IMDb Movie Ratings Over the Years
It’s time for a random dose of statistics courtesy of The Internet Movie Database. Let’s consider all movies that have been released theatrically over the last 60 years and see whether there is a trend in their perceived quality over time. That is, do new movies generally receive higher or lower scores on IMDb than old movies?
Before looking at the numbers though, we need some rules to clarify what types of movies we are considering:
- We only consider theatrically-released films — no straight-to-video movies or TV movies.
- Short films that were released theatrically (such as Pixar’s Presto) are included.
- We only consider movies that have received 1000 or more votes. This restriction is to prevent movies with only a handful of votes from skewing the results too much.
- The theatrical release date of the movie must have been at least as recent at 1950.
IMDb contains 10034 movies that satisfy the above criteria. The average score (on a scale of 1 to 10) of those movies is 6.38 and the median score is 6.6. The average score per release year is given by the following graph:
As you can see, older movies (1950 – 1975) have abnormally high scores, as do very recent movies (2000 – 2009). These differences are indeed statistically significant. For example, the p-value associated with the test that the mean score in 1950 is the same as the mean score in 1989 is less than 10-19. The p-value associated with the test that the mean score in 2008 is the same as the mean score in 1989 is about 0.0021. Other nearby years give similar p-values.

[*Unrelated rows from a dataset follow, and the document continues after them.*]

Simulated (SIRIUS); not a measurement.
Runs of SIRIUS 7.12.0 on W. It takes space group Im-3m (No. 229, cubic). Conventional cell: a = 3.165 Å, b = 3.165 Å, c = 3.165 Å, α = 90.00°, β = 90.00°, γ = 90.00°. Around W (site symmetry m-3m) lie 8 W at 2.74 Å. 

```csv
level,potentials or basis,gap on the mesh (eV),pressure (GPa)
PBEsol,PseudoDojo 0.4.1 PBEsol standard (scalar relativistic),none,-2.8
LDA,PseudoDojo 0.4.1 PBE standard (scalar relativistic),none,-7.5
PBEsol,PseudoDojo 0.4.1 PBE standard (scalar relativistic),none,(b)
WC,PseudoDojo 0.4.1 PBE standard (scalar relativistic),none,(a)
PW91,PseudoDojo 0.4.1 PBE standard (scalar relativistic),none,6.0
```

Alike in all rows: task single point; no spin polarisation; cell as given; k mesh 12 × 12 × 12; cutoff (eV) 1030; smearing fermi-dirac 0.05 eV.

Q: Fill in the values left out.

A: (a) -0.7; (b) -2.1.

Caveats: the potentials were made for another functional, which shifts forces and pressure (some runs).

So this tells us that, in general, particularly old movies receive the highest scores, followed by newly-released movies, followed by “semi-old” movies from the 1980’s and 1990’s. So why the differences? Were movies from the 1980’s really just that bad? Possibly, but the more likely explanation is that movies from the 1950’s through 1970’s have artificially higher scores because people don’t generally go back and watch the crummy movies of the last generation, so they get forgotten and do not have 1000 votes on IMDb. Will people be watching Disaster Movie in forty years? I sure hope not.
On the other hand, particularly recent movies tend to draw a fair amount of hype and fanboyism. Remember when The Dark Knight had a score of 9.8 and was at #1 on the IMDb top 250? Now, one year later, it has a score of 8.9 and is located at #9 on the top 250. It will likely dwindle a little further down over the coming years as well.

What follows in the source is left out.